Chiral surfaces have assumed central importance to a diverse range of investigations, including the enantiomerically pure compounds, production of  the amplification of nonlinear optical properties and the asymmetric scattering of spin-polarized electrons. A particularly efficient way of bestowing chirality to surfaces relies on the deposition of organic molecular films.

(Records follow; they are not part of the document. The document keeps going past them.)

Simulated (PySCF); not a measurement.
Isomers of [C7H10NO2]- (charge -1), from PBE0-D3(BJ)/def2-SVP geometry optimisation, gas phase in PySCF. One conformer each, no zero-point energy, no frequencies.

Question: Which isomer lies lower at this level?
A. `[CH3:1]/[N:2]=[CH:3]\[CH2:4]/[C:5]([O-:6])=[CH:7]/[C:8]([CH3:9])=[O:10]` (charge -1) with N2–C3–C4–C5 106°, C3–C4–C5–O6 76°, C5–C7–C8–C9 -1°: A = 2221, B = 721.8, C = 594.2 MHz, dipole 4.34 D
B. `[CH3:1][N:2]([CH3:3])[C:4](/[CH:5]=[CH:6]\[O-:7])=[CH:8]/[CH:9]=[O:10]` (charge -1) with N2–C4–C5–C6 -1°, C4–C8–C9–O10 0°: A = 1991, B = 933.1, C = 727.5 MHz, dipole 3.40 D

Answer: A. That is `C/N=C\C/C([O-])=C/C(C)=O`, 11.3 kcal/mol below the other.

In a recent study of the adsorption of MPc on the Ag(100) surface [Phys. Rev. Lett. 105 115702 (2010)], we have shown that the chiral induction at the surface can be of purely electronic origin, i.e. restricted to frontier molecular orbitals and leaving the molecular conformation unperturbed.  The electronic chirality is originated from the mismatch between molecular and surface symmetry axis. In this study we have also shown that the mismatch between symmetry axis, together with a proper interplay between molecule-substrate and molecule-molecule interaction, can lead to the transfer of chirality from the adsorption of single-molecules to the self-assembly of the molecular layer. Adding the capability of individual molecules of inverting chirality by a simple rotation on the surface, single-domain homochiral layers are obtained by an Oswald ripening process without the need of any chiral seeding or external perturbation.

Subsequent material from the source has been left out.